My name is Mary J. Sheridan and I am a 2D Effects Animator, I have been in the business for 25 years.

What are some of the crazier jobs you had before getting into animation?
Cleaning an office space for a truck hauling company .


What are some of your favorite projects you’re proud to have been a part of?
My first feature was “All Dogs go to Heaven” at Sullivan Bluth Studios in Dublin, Ireland. It was my first job in animation and I was a trainee inker. My mentor was trained by Disney inkers and I got to see original cels from Sleeping Beauty which was all hand inked and learn the techniques of the old inking masters. My first job as an effects animator was with Steven Spielbergs animation studio Amblimation on the production “Balto”. It was a great experience and one which opened the door to working with DreamWorks SKG in Los Angeles.

How did you become interested in animation?
My uncle was a great fan of all cartoons, from Wile E Coyote & Roadrunner to Tom and Jerry to the great classics. He loved watching them all. Myself and my cousins would gather around him and laugh together. I remember Saturday morning cartoons with a bowl of cereal, doesn’t get much better than that! Its a tradition I kept with my own son.

Where are you from and how did you get into the animation business?
I am from Dublin, Ireland. When I graduated from art college I couldn’t find work so I left for London. Unknown to me, my mum submitted my college portfolio to Sullivan Bluth Studios and before I knew it I was offered my first job in animation!
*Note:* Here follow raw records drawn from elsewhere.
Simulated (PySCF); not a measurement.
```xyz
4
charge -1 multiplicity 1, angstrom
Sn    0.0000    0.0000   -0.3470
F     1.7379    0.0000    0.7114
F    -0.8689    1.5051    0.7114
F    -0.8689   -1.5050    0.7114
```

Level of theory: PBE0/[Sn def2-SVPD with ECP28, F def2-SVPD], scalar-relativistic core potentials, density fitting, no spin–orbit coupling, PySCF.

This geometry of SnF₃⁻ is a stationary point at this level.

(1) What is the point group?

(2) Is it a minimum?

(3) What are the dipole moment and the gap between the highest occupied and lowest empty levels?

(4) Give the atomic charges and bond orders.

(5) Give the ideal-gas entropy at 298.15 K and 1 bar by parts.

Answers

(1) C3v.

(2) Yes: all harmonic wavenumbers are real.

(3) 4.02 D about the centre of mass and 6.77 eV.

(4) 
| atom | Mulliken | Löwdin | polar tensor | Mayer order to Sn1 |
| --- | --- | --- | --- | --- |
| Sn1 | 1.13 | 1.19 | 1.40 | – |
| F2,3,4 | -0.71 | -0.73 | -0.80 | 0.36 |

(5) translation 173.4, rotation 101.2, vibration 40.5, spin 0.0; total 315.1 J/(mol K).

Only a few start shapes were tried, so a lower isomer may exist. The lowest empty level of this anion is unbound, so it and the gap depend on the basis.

What’s a typical day like for you with regards to your job?
Well I work freelance at the moment so it has to be very structured, I work from home. I like to work an eight hour day or more depending on production needs and deadlines. 1. cup of coffee 2. sharpen pencil 3. draw.

What part of your job do you like best? Why?
I get to draw and get paid for doing what I love. I am grateful for the opportunity to work with very talented artists and visionaries who to this day still keep the art of classical animation alive.

What part of your job do you like least? Why?
The last day of a production is the toughest. I meet great people and its always sad to have to say goodbye, being part of a team and creating magic is a bonding experience. Meeting those same people again and sharing memories is always what keeps you going.

What kind of technology do you work with on a daily basis?
Well I am a traditional artist, my studio consists of an animation desk, a line tester, a 27inch imac with the latest software and from which I upload my work to remote servers, for approvals etc.

What is the most difficult part for you about being in the business?
I would say its the down time, being a freelance 2D artist in a 3D world is very challenging. You have to have the drive and faith in your talent to keep going and keep your passion alive. I have been blessed to be able to continue to make a living as an effects animator and to share that experience with other great artists.

In your travels, have you had any brushes with animation greatness?
Everyone I work with is an animation great! I have been very fortunate to work with some of the greatest names in animation to this day.


Describe a tough situation you had in life.
I have realised in life that tough situations are learning experiences which guide us to new opportunities and remind us to always stay positive and believe in yourself.


Any side projects you’re working on that you’d like to share details of?
I am an oil painter and a photographer, I have a website where you can check out my latest work and my animation

Any unusual talents or hobbies like tying a cherry stem with your tongue or metallurgy?
I love browsing through thrift stores and collecting old things, I have been known to collect toys shhhhh


Is there any advice you can give for an aspiring animation student or artist trying to break into the business?
If you are planning on working in the animation biz , most commonly now the 3D world always have traditional work in your portfolio, draw and paint learn how light and textures work through painting and life-drawing. Take traditional classes in sculpting etc, look for intern opportunities.  Go to conventions and meet with people in the business, make connections and keep up with changing trends. Stay ahead of the game and always respect who you work with and what you work on, its a small business and your reputation is what will make the difference if it comes down to hiring choices. Have fun and keep passionate!